Updated: Apr 18, 2019


I am a fan and advocate of "left-shifting" practices earlier in any process. However, in a Software Development Lifecycle (SDLC) or Security Development Lifecycle (SDL), shifting security and privacy practices left (earlier) into the NIST cyber-framework Identify, Protect, and Detect phases from the later Respond and Recover phases has big benefits. A left-shift is toward proactive and away from reactive, allowing issues to be identified, tracked, and fixed (or mitigated) sooner, which reduces frustration and "cost" (time, money, opportunity, brand, reputation, etc.).


Left-shifting benefits are not exclusive to software development or security (and privacy), but they are significant in these areas. The loaded cost of architecture, design, and security issues increases over time, which can be a shock when it goes from linear to exponential. Something that is straightforward or easier to fix early in the SDLC may not be later — do not underestimate the user, partner, revenue, deployment complexity, and legacy implications. A security incident or breach can have costs and cause other damages on a corporate scale that can negatively affect the viability of a business.

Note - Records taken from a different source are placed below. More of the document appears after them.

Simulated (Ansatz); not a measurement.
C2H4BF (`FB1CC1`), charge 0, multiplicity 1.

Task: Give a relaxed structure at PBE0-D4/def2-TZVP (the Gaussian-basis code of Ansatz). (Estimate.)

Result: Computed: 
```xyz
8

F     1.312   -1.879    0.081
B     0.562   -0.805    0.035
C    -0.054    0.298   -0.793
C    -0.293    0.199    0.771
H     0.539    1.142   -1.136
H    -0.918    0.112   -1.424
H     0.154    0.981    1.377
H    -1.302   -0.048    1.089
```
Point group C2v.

Shifting your existing security and privacy practices earlier in your processes yields solid value (see Static versus Dynamic post). But improving those practices and adding some new ones in those earlier phases can also provide value. Organizational alignment (see Ops post) is best done before any commitments, but I also recommend planning end-to-end (e2e) at the same time. This includes software or service scaling and maintenance in the short-term, dovetailing into your road map in the long-term, and eventual replacement or sun-setting of the offering. Here is a short-list of left-shift opportunities:

  • Fundamentals and baseline: Offer security and privacy training for developers and other staff providing the fundamentals they need to understand and meet the expectations of the organization, the business, and the users/clients. This can include advanced training or certification for those that need or want it. Use gamification or "belting" approaches to make this more compelling and recognize individual or team accomplishments.

  • Requirements: Identify and track all security and privacy requirements. Some of these will be obvious and some you may need to tease out. All requirements and imperatives should be stored in a tracking system with checkpoints throughout the SDLC. Making security and privacy requirements visible and traceable will have many benefits and reduce risks.

  • Threat modeling: First, draft as part of the feasibility and architecture milestones before any coding. This helps expose disconnects in capabilities or investments and works as a forcing function to align development, operations, support, and services teams. Second, draft as part of the design phase, then as implementation decisions are made include trust boundaries, perimeters, endpoints and integrations, stores, etc. From this point, keep the model updated reanalyzing when architecture, design, or configuration changes — vulnerabilities can be created or surfaced in these events (e.g., a component is moved from a private cloud to public cloud, or a data store is restructured for tenant separations).

  • Static analysis: Implement when coding starts on your integrated repositories and builds — shifting into sandbox repositories or individual developer environments will add extra value. The closer you can get to "continuous" (where results are presented near the actual coding and check-in) the better. If a check-in gets flagged with an issue at the weekly integration, the context may be cold and stale for the developer. Again, we recommend leaning to dynamic analysis, but static analysis is still an important part of any SDL.

  • Dynamic analysis: There are many benefits in establishing and tuning DevOps or "continuous" (CI/CD) practices. Implementing a mix of automated and manual dynamic or run-time testing, including offensive testing (a subset of penetration testing), will have high value. This isn't as easy or natural as some of the earlier points but has explicit value and acts as an implicit forcing function for organization and practice alignment. There are big benefits in surfacing run-time deployment/delivery, configuration, performance, or security issues early in your SDLC. Plus, reducing the findings of 3rd parties (e.g., penetration testers, auditors, or customers) will save you time and money on those engagements and remediation efforts, and improve your brand and quality perception in the marketplace.

There will still be situations when practices just can't be done earlier or there isn't the proper value/ROI in left-shifting, and that will depend on your business and its security maturity. Most businesses remain "incident driven" in their security and privacy investments — a business must always be somewhat reactive and prepared to Detect, Respond, and Recover. I don't expect this reactive tendency to improve much in the short-term, but don't lament it or diminish the incident opportunity. Investing late is better than not investing at all — don't waste a crisis or put people off by overplaying "... told you so." Take advantage of these opportunities by building consensus, getting the investments, strengthening partnerships, and left-shifting where there is real value.